My job as a book critic used to elicit envy at cocktail parties, with people fantasising about a life spent reading. Now it’s more likely to trigger sheepish admissions from partygoers about not reading as much as they’d like to — as if I’m going to spring a pop quiz on Moby-Dick.

Long gone are the days when James Joyce’s Ulysses was a man-magnet, as the Irish novelist Anne Enright reminisced to me on a panel marking the book’s centenary in 2022. My own college bookshelf featured a copy of David Foster Wallace’s 1,000-page Infinite Jest with similar aims.

Today, even literature students don’t read long books any more. The Shakespeare scholar Sir Jonathan Bate, who teaches at universities in both the US and UK, recently lamented this decline. Forty years ago “you could say to a student, ‘This week it’s Dickens. Please read Great Expectations, David Copperfield and Bleak House’,” he told BBC Radio 4. “Now, instead of three novels in a week, many students will struggle to get through one novel in three weeks.”
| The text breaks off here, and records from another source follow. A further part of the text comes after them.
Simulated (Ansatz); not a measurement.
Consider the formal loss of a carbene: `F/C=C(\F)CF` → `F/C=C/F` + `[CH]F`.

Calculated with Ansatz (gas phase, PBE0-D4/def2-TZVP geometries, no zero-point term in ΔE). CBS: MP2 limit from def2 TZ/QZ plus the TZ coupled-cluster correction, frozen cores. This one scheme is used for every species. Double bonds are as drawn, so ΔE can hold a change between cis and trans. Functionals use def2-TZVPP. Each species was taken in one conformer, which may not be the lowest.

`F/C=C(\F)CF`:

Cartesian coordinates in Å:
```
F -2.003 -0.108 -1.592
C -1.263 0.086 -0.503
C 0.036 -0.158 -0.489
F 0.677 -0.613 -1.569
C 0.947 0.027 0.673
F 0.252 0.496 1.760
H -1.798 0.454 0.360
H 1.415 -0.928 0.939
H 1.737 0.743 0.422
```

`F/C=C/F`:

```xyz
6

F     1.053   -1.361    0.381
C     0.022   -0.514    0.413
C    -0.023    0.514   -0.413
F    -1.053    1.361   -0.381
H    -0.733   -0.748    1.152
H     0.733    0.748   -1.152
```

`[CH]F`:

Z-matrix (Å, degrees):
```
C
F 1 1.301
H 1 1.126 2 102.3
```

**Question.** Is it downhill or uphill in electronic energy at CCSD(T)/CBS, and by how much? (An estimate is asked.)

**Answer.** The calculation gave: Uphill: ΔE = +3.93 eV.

A recent survey by the charity the Reading Agency showed that only half of adults in the UK read regularly for pleasure, down from 58 per cent in 2015. More troubling still, 35 per cent are lapsed readers who used to enjoy the hobby. My cocktail-party confessors — among them novelists — tell me they now find themselves scrolling in bed rather than reading. And who can blame them? Social media is designed to hijack our attention with stimulation and validation in a way that makes it hard for the technology of the page to compete.